Update

Hi there tout la gang,

We don't have much to say about research in practice at the Café right now

but we are talking policy and practice over here now: Literacy Enquirers.

Tuesday, May 13, 2008

goals and spices

from an ESOL instructor practising in the US:

Learning a language is a bit like being in a small boat on a body of water. When students first begin learning a language, it's a bit like being in a small boat that is passing midway down a narrow stream. As the boat moves forward, the banks of the stream are passing by, so it is easy for the learner/traveller to have a sense of progress, and a sense of where they are going.

When you become an advanced student, however, you have a problem -- the small stream has opened up into an "ocean." There are no "banks of the stream" anymore; nothing to give you a reference point or a sense of direction. The language you've learned is now an ocean. It goes on forever, and you can move and see in any possible direction. It is now very difficult to have a sense of progress or a sense of direction. You can move your boat over to the region of legalisms and legal English, for example, and study those for a while...but when you finish, there is still something else to learn. And there always will be.

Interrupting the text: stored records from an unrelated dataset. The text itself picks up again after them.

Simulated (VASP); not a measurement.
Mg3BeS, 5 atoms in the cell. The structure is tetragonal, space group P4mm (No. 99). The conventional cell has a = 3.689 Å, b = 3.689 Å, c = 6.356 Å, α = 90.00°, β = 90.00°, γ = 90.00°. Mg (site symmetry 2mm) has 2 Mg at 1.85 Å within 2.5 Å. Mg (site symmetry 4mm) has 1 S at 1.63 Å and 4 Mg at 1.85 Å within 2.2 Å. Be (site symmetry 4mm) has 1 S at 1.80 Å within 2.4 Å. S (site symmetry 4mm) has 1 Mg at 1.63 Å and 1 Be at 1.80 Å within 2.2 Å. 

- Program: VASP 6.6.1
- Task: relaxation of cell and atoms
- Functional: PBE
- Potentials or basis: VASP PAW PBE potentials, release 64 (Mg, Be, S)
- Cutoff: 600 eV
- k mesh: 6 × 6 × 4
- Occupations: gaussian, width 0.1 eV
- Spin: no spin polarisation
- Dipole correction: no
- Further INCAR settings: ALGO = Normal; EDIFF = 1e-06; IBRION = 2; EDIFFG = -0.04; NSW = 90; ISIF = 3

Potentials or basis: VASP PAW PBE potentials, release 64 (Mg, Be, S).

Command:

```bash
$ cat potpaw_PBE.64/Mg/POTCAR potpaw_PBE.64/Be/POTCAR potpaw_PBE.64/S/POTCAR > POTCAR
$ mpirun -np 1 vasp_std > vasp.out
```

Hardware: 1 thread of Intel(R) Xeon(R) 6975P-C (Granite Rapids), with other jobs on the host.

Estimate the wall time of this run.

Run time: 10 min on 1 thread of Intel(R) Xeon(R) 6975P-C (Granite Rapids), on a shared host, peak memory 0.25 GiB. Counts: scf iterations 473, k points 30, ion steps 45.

So what do advanced learners do? They have to develop new tools to give themselves a reference point and be able to determine where they are going and how they are progressing. They need a "nautical chart": a set of explicit goals, means to achieve those goals, and ways or milestones to measure your progress. Then we go through an exercise where the students have to develop five very explicit, specific goals for language acquisition, and how they will achieve those goals. For example, one student decided she wanted to learn the names of all the Italian spices, and what dishes they are used in.

2 comments:

Bonnie Soroke said...

I have so enjoyed working closely with four amazing women (Anh, Rebecca, Miriam, Beatrice Feza) who have immigrated to Canada from Vietnam, Mexico, China & the Congo. Their use of English as a 2nd or 3rd or 4th language has been such an eye opener for me. After our weekly staff meetings, their unique rhythms and styles of speaking continue to dance in my head. They have constantly helped me uncover assumptions I never knew I had & opened my eyes to language and the English language in ways that have been both frustrating & laughable. Each of the women have been trained and are working as Community Researchers, and recently Anh asked me for help to transcribe part of her interviews. In Vietnamese, people often use proverbs & traditional sayings as ways to explain themselves. Anh was struggling with trying to put into English some of the following:
“Overlay my wife queen”
"The necessity to show up sagacious”
“The idle is the source of all evil”
“Labour is glory”
So we had a great time sorting through the meanings and discussing cultural history, relationships - oh I was blown away by the wonderful layers & complexity of how we use language.
and I wanted to insert a photo of Anh, but cannot see where/how to do that. yet.
cheers,
Bonnie

literacies publisher said...

This is such a cool example of 'showing up sagacious' Bonnie. Unfortunately you cannot post photos in comments. You can send me the photo and I can create a post or the password fro you to create your own.